Caroline Boone is a junior at Ohio University majoring in political science and minoring in Spanish. Caroline is currently studying in Toledo, Spain at the University of Castilla- La Mancha.
Today marks the end of my first week living in Toledo, Spain. So much has happened that I can hardly believe it has only been seven days. Already I have run along the River Tajo, sampled tapas and sangria, met my professors, and spent a few days in Madrid!
While there is still so much for me to explore in Toledo, it feels more familiar every day. I am constantly learning about this place: through the navigation of narrow streets, conversations with my host sisters, classes at the university, and visits to the city’s numerous historical sites.

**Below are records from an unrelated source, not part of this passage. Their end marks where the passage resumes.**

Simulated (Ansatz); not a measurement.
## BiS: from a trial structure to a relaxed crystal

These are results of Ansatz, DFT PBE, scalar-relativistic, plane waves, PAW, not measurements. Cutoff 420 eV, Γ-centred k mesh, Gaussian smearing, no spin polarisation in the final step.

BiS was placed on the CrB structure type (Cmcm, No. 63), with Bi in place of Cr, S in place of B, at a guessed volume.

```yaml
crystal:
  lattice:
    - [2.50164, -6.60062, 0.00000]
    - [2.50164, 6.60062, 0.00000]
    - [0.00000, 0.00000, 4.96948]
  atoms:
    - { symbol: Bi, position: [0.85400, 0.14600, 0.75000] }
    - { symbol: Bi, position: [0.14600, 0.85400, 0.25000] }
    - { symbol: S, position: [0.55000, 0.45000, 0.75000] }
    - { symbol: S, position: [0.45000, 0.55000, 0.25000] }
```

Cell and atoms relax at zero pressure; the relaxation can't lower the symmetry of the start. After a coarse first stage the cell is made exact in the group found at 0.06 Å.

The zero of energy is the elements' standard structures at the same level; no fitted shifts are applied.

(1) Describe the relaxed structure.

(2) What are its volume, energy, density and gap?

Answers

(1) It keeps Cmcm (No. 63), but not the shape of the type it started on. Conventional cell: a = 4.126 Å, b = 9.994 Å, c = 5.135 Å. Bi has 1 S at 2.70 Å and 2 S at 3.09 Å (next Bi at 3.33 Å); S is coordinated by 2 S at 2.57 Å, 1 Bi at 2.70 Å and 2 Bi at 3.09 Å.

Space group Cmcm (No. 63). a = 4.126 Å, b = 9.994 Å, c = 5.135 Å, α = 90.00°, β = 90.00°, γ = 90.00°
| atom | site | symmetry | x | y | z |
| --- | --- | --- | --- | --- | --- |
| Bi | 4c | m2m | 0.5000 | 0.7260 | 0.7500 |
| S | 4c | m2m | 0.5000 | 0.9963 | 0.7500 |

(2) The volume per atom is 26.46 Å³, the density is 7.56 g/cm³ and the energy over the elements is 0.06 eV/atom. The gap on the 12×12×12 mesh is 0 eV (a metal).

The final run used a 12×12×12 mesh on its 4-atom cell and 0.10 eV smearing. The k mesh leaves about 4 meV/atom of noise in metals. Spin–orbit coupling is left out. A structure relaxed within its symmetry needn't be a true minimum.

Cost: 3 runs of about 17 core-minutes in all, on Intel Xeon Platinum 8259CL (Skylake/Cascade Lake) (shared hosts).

On Tuesday, our group went on our first excursion to the Catedral de Toledo. Here I learned why Toledo is called “the city of three cultures”. Throughout its history it has been home to Jews, Muslims, and Christians. Each religion and culture has influenced language, architecture, and customs in such a way so that today, Toledo is a blended culture of all three.
Throughout Spanish history one religion has dominated and regulated the others with varied levels of tolerance (sometimes none at all). When the power shifted from one religion to another, often the holy places of the previous religion were reclaimed as holy places of those now in power. Toledo is perhaps one of the best examples in all of Spain of a “repurposed” holy place. This city has been an important religious site since the time of the Romans when a temple stood where the Catedral de Toledo is now located. But before the cathedral there was an Iberian church, and then a Jewish synagogue, and then a mosque. Thus, this site has been the holy place of the people of Toledo for many, many centuries.
As a temporary inhabitant, I have the opportunity to participate in mass at the Cathedral – just like people in Toledo have been doing for hundreds and hundreds of years! I think this is super cool. It is special to be in a place where the history of my religious tradition is so prevalent.
However, this feeling of being a part of Toledo’s living history isn’t confined to just the cathedral. In Toledo, every building and bridge is from hundreds of years ago. The skyline is ancient castles, churches, and forts. The streets are narrow, cobblestone walkways, designed for horses and people. In this setting, I feel I could be in a different time. It is unlike anything in the United States where everything is very new and very large by comparison.
I am excited to continue to learn about the history of Toledo and Spain while living in the midst of it.